PMC Market Commentary: September 19, 2014
After shaking off geopolitical tensions, the U.S. equity market advanced to another new high with the S&P 500 Index surpassing 2,000 for the first time on August 26th. Since then, however, it has been fluctuating within a narrow range around the 2,000 index level with no decisive move in either direction.
There has been no lack of potential market-moving events during the past three weeks, though. The Federal Open Market Committee (FOMC) made little changes to its policy statement and kept the phrase “considerable time” in its monetary policy about keeping short-term interest rates low, the focal point of a heated debate among market commentators whether “considerable time” would be dropped in the statement. The Dollar Index jumped more than 3%, a very significant move for a currency index within such a short period. The surging U.S. dollar hit commodity prices hard, helping push the Commodity Index to a 52-week low. The sudden strength in the U.S. dollar is not an indication of sudden upgrade of U.S. economy, but is driven by weakness of other major currencies. Deflation concerns in the Eurozone pushed EUR/USD (Euro/U.S. Dollar) below the 1.30 mark, the Scotland independence uncertainty hurt the Sterling, and the continuing-struggling Japanese economy sank the Yen. A strong dollar hurts the earnings of U.S. companies with significant overseas operations, but is very helpful to contain inflation. The Alibaba (BABA) IPO, the largest IPO in history for a U.S. listed company , went smoothly and caused little disruption to the market so far. The U.S. equity market again displays its incredible resilience and depth in digesting and absorbing various events and shocks.
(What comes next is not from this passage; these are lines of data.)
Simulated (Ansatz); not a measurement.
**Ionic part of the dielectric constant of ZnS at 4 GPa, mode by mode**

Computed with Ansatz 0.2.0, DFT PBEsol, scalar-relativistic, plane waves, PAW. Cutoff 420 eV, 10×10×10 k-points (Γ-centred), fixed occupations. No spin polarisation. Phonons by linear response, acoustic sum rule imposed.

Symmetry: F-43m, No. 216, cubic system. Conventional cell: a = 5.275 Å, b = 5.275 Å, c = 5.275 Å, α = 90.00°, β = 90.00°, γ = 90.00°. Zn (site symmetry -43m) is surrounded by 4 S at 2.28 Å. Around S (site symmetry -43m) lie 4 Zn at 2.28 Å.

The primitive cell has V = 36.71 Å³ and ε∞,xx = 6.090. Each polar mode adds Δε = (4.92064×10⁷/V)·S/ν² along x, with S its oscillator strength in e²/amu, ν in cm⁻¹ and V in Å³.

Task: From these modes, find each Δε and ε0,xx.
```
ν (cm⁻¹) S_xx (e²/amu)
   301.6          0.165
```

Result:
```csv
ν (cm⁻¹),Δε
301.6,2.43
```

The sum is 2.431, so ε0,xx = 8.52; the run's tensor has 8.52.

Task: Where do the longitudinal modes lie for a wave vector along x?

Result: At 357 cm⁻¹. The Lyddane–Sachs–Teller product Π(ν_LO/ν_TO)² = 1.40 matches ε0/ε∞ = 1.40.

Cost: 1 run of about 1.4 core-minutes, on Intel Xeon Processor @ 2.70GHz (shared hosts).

At the 2,000 level, the S&P 500 Index equals a yearly total return of about +10% for 2014 and trades at around 15x 12-month forward earnings, both in par with long-term averages of the U.S. equity market. September to October is historically a volatile period for the U.S. equity market – Lehman bankruptcy, Black Monday 1987, and 1929 Market Crash, to name a few, all took place in September or October. Notwithstanding historical coincidence, the calendar itself plays an important role for the market volatility. Trading volumes of the preceding summer months like July and August are generally low and as a result many price actions during these months need to be reinforced or reversed in September and October when many market participants come back from summer vacations. More importantly, September and October are traditionally the calendar “rollover” period for company earnings. As the calendar is about to turn to a new year, companies start to issue next-year earnings guidance and as for traders, next-year earnings multiples start to be used for their valuation metrics.
Historically, when the stock market reaches a new milestone, it generally takes some time to go back and forth around it. We all remember how many dozens of times the stock market went back and forth around Dow Jones Industrial Average 10,000 level and how many years it was stuck there. Hopefully, it will not take as nearly long for the market to decisively leave the 2,000 index level of the S&P 500 behind once and for all.